Singapore Government Press Release
SPEECH BY MR DAVID T E LIM, MINISTER OF STATE FOR DEFENCE AND INFORMATION AND THE ARTS, AT THE OFFICIAL OPENING OF THE CHANG DAI-CHIEN EXHIBITION AT THE ASIAN CIVILISATIONS MUSEUM, ON TUESDAY, 12 JUNE 2001, AT 7.00 PM
Your Excellencies
Distinguished guests
Ladies and gentlemen
June is a month of many delights. School is out, the Great Singapore Sale is on, and the Singapore Arts Festival beckons. There is so much to do.
I am therefore delighted that so many of you have come this evening to witness the opening of this exhibition of Chang Dai-chien’s paintings at the Asian Civilizations Museum.
Chang, as you have all heard from Dr Khoo, was a Picasso of the East. His genius and his spirit lives on in his works, and we are grateful tonight to the owners of the Banshan Fang and the Jingyu Tang collections for sharing these works with us.
The tempo of arts activities in Singapore has picked up. In the visual arts, both the SAM and the ACM have played a key role in promoting the arts to a wider audience, and I am glad to say that Singaporeans are slowly but surely showing greater interest.
The key to arts development is to make the arts more accessible.
One aspect of this is to have sufficient physical space for museums to present programs that the public can identify with and learn from. Although the Internet has become one more channel to view and access art, being able to see the original masterpiece, to experience it as "paint on canvas" is still a far more enriching experience.
The project to convert the Empress Place Building into the flagship of the ACM is nearing structural completion. By the end of this year, some facilities at Empress Place will be open for business. The grand opening of the galleries will be in the second half of next year. By then, the ACM will more than quadruple its current gross floor area of 4,000 sq m, to a total of 18,000 sq m in two locations.
Likewise, the SAM will also be expanding to the proposed Queen Street Gallery in the next few years. This new gallery will focus on our local artists and will also house an artists-in-residence program.
I hope that with these enhanced facilities there will be more exhibitions, and more people will be drawn to appreciate the visual arts.
But space is only one small part of making the visual arts more accessible.
For example, we also need to have a good collection of art to put on display. Here again, the museums have been working hard. The SAM, for example, has a collection of more than 5,000 pieces of 20th century modern and contemporary South East Asian Art, arguably one of the largest collections in the world. ACM has also expanded its collection of art and heritage material significantly in recent years, to provide some representation of the diverse cultures of our forefathers.
But museums cannot, by themselves, collect the wide range of works that an artist creates in his lifetime. Many of the masterpieces by important artists are in galleries and private collections. We therefore need to have close collaboration between museums, galleries and private collectors.
At this point let me express my thanks once again to the two collectors who have shared their collections of Chang Dai-chien’s paintings with us. This exhibition is only possible because of their public spirit and willingness to lend.
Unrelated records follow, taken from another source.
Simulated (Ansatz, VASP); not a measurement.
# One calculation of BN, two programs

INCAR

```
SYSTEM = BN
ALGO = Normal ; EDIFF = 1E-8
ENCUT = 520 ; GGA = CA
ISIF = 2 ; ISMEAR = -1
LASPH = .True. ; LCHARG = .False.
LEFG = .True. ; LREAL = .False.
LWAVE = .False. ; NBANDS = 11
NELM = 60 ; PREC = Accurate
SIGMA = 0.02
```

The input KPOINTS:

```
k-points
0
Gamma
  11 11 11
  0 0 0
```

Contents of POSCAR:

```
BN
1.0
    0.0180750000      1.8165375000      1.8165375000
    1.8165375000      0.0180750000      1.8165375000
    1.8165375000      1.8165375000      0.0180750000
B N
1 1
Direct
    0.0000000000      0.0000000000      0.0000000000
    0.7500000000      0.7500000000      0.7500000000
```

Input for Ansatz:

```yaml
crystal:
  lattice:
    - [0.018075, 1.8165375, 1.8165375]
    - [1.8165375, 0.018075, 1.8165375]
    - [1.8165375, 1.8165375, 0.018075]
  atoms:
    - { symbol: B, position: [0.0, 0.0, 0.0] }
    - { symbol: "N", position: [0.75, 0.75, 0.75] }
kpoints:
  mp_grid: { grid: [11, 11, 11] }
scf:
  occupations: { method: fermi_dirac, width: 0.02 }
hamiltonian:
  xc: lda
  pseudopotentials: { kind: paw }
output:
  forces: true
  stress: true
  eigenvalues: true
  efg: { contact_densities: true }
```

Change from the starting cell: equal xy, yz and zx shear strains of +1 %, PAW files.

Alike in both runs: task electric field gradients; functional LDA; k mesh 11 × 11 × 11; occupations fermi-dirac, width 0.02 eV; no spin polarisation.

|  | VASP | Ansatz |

I hope their example will encourage others to also share their collections with our museums. This is a symbiotic relationship.
Collectors can benefit by having their collections shown. By working in collaboration with museums, these works and artefacts can be more thoroughly researched, and presented in a wider context together with material from other private collections, galleries or museums. This allows all of us to have a better understanding of the artist or the subject, and a deeper enjoyment of the art.
The ACM has long been collaborating with overseas collectors, bringing prized collections to Singapore that our public would otherwise have no opportunity to see. Singapore welcomes overseas collectors to do more with our museums, and to base more of their collections here.
At the same time, I urge local collectors to also step forward, and play an active role in developing Singapore as a global arts city for Asian art and International art. You can loan your works for temporary or permanent exhibitions. Outright donation of your collections, needless to say, would be enthusiastically welcomed.
You might recall the exquisite snuff bottles, and a series of exhibitions from the Yeo Khee Lim family collection of Chinese paintings and calligraphy shown at ACM. These were all exhibitions drawing from local private collections of a museum standard.
Tonight’s exhibition is another excellent example of what we can achieve by such collaborations. I look forward to many more of such efforts.
Finally, let me say a word of thanks to our sponsors, who also play an essential role in making exhibitions possible. Many have supported tonight’s exhibition generously, and in particular I would like to thank the principal sponsor, Mees Pierson of Fortis Bank.
I also congratulate Dr Kenson Kwok and his team, particularly Chen Jiazi, for putting together this inspiring exhibition of Chang Dai-chien for all to admire.
Now, I have the pleasure in declaring the exhibition open.